AUGUSTA, Ga. — It was 20 years ago today that Scotland’s Sandy Lyle played the most famous fairway bunker shot in Masters history. He struck a 7-iron 150 yards uphill on the 18th hole to set up a birdie, becoming the first British player to claim the green jacket. “I don’t know that there’s ever been a better shot in a major,” Lyle said earlier this week, looking forward to his 27th appearance.

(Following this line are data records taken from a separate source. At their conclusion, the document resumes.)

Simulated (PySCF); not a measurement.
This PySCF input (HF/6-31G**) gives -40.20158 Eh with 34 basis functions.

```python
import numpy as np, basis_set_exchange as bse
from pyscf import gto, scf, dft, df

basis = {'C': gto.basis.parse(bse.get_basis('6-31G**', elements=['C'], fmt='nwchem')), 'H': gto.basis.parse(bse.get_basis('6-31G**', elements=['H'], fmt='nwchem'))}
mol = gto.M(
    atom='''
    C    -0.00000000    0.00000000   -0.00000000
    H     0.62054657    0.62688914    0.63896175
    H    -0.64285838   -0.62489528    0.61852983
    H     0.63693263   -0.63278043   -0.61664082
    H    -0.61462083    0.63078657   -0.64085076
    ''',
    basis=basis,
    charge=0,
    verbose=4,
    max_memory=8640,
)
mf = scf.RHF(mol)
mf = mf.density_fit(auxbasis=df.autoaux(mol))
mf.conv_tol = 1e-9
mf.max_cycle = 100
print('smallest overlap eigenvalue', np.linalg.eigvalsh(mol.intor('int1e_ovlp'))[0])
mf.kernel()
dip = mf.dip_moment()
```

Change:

Lyle is now 50 and playing his first season on the Champions Tour. So what on earth was he doing here shooting level par in the first round to match the current World No.1? And seeing his name (for a while) high up on the leaderboard? While Tiger Woods probably spent the eve of the tournament tucked in bed meditating about the Grand Slam, Lyle had a less serious pre-Masters mindset — he was out partying with friends at the local Hooters.
His relaxed approach to the 72nd Masters is working. Lyle reached 3-under par by the par-5 15th. But then, deciding which club to hit into the green, he admitted that he began contemplating leading the tournament, with 4-under par (or better?) within reach. “I chose a rescue club over a 3-iron and hit it too well,” Lyle said, “and it flew over the green. Then I nearly went in the water with the chip shot coming back, and I made a six. It all went it bit haywire after that. But there were some signs of the old days out there. I feel I have turned the corner in the past few weeks. I’m slightly disappointed but I’ll take it. Energy-wise, I feel pretty good. And those birdies certainly keep you going!”
First round tournament co-leader Justin Rose was only seven years old when Lyle won, but Rose said seeing the veteran’s name on the leaderboard brought memories flooding back. “I remember watching that bunker shot on TV and Sandy’s tartan pants and that jig he did on the green,” Rose said with a laugh.
Lyle’s one-shot victory over Mark Calcavecchia in 1988 added to his 1985 British Open success and solidified him as the World No. 1. He went on to claim 17 victories in Europe and five on the PGA Tour, including the 1987 Players Championship. Lyle remembered that, in 1988, by the time he had finished all the interviews and formalities with the Augusta National members, there was no time to celebrate.
“When I got back to my hotel,” he said, “I was expecting a raucous welcome. But everyone had buggered off to bed.”
Perhaps he’ll make up for that tonight. But Hooters? Two nights in a row?